What’s especially brilliant about this service is that it lets you watch programmes from your home country while abroad that would not be available to you via normal streaming websites due to local rights issues.
TV Anywhere is able to get around these issues because you’re only an individual accessing your personal content stream direct from your personal TV.
The other major new feature of Panasonic’s 2014 Smart offering is the Info Bar. The idea behind this one is for the TV to present you as soon as you walk into the room with some key bits of ‘life’ information. It uses a motion sensor to detect your presence, and then automatically turns the TV out of standby to present you with a screen containing various tidbits of information.
This information includes local weather information, current time and highlights from your MyStream feed. If you’re using the feature on one of Panasonic’s TVs with a built-in camera, like the recently reviewed 50AX802, the TV can tell who you are and present you with your own personalised ‘Info’.
To be honest the Info Bar isn’t a feature we got much out of – other than feeling a bit irritated at the noise it emits when it automatically turns the TV on. There is a certain sci-fi charm to it though, as long as you don’t feel uncomfortable with the idea that your TV is always watching…
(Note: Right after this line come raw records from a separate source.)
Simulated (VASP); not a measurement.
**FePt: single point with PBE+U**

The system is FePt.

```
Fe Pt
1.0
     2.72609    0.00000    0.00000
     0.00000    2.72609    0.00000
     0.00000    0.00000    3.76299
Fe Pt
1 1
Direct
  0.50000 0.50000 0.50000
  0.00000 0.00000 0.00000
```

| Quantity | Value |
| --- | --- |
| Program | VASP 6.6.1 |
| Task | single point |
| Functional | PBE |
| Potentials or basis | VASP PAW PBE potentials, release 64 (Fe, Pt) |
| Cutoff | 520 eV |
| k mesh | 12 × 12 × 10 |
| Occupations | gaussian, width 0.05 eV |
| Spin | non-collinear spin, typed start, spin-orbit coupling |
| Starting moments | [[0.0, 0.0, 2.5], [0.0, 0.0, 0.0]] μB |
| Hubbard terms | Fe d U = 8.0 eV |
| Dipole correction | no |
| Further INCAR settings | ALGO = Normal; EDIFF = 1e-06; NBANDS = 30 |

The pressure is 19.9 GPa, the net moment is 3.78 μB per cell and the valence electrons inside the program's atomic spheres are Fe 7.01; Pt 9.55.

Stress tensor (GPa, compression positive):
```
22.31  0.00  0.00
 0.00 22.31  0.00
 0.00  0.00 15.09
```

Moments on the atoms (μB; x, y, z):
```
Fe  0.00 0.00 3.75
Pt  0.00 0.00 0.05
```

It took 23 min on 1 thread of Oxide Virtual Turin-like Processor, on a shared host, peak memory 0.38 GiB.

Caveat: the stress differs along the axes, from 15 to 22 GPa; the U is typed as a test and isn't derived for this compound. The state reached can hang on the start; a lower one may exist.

If this does make you feel uncomfortable, or you don’t like the idea of your TV consuming a fraction more standby power to drive the feature, don’t worry – you can turn the feature off.
The impressive raft of new features in Panasonic’s latest smart system are piled on top of the My Home Screen system that impressed us so much last year. There doesn’t seem any point going into this in depth again here given that we’ve already done a separate feature on it.
But we should point out that it remains, a year on from launch, the most comprehensive and successful attempt yet to personalise the smart TV process. The ability to build multiple bespoke ‘home screens’ containing links to just the content you personally find the most interesting works extremely well, and is an approach we expect other brands will eventually follow in one form or another.